This tragic atmosphere of brooding inevitability is expressed more abstractly in Ian MacNeil's design and James Farncombe's lighting: Ephraim Cabot's farmhouse moves on trucks, changes shape and angles, bathed in a sickly green wash as the tragedy unfolds.

75-year-old Ephraim (Finbar Lynch) has a new wife, Abbie Putnam ([Denise Gough), who falls in love with his third son, Eben (Morgan Watkins). The first of O’Neill’s major “Greek” plays, this triangle echoes that of Theseus, Phaedra and Hippolytus in Euripides and Racine. But there’s also a child.

It’s an extraordinary coincidence that Noël Coward was appearing in his own Oedipal comedy of drugs and mother love, The Vortex, at the same time as O’Neill’s play premiered starring Walter Huston as Cabot. But director Sean Holmes is surely drawn to the piece because of the Sarah Kane connection in Phaedra’s Love.

For in its warped intensity, enclosed, inbred society and forthright dealing with lust, adultery, incest and infanticide, this production has the murky, horrifying (though less explicit) impact of the Kane play combined with the unexpected formal pleasure of choric tragedy.

A plaintive guitarist, very Ry Cooder-ish, wanders through the action. The neighbouring farmers and their wives form a social background of comment and nosiness, while Ephraim’s two elder sons comically conjure a world elsewhere of girls and sun in the Californian gold rush. This particular spot of land is doomed, worn out, barren.

And Holmes’ actors convey a sort of clapped-out sensuality, a world of thighs and sighs, in their trudge towards disaster. Lynch, gaunt and ghostly, is all flint and granite as the bearded old farmer, while Gough brings a full palate of emotional colour to her yearning physicality and Watkins virtually sleep walks into a nightmare he can’t control.
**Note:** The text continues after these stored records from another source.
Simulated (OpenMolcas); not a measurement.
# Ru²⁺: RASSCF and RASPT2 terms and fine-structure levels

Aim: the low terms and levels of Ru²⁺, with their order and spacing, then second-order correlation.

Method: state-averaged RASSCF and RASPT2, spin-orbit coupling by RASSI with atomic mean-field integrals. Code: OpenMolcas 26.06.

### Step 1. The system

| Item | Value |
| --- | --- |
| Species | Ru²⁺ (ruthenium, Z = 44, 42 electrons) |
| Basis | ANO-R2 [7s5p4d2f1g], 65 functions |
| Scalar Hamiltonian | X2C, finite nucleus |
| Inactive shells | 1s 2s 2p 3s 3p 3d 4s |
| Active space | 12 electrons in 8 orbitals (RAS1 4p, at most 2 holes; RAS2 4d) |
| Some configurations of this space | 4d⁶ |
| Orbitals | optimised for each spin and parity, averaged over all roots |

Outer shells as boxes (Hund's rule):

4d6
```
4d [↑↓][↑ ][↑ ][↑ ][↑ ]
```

You can’t say that the evening cheers you up all that much, but it is thrilling to see so difficult a play so well done (I’ve seen two previous versions: gloomy at Greenwich in 1987 and compellingly “Irished” with Shared Experience in 1995), and made to feel contemporary, too, not least because of the enthusiastic presence of the Lyric’s Young Ensemble in the chorus.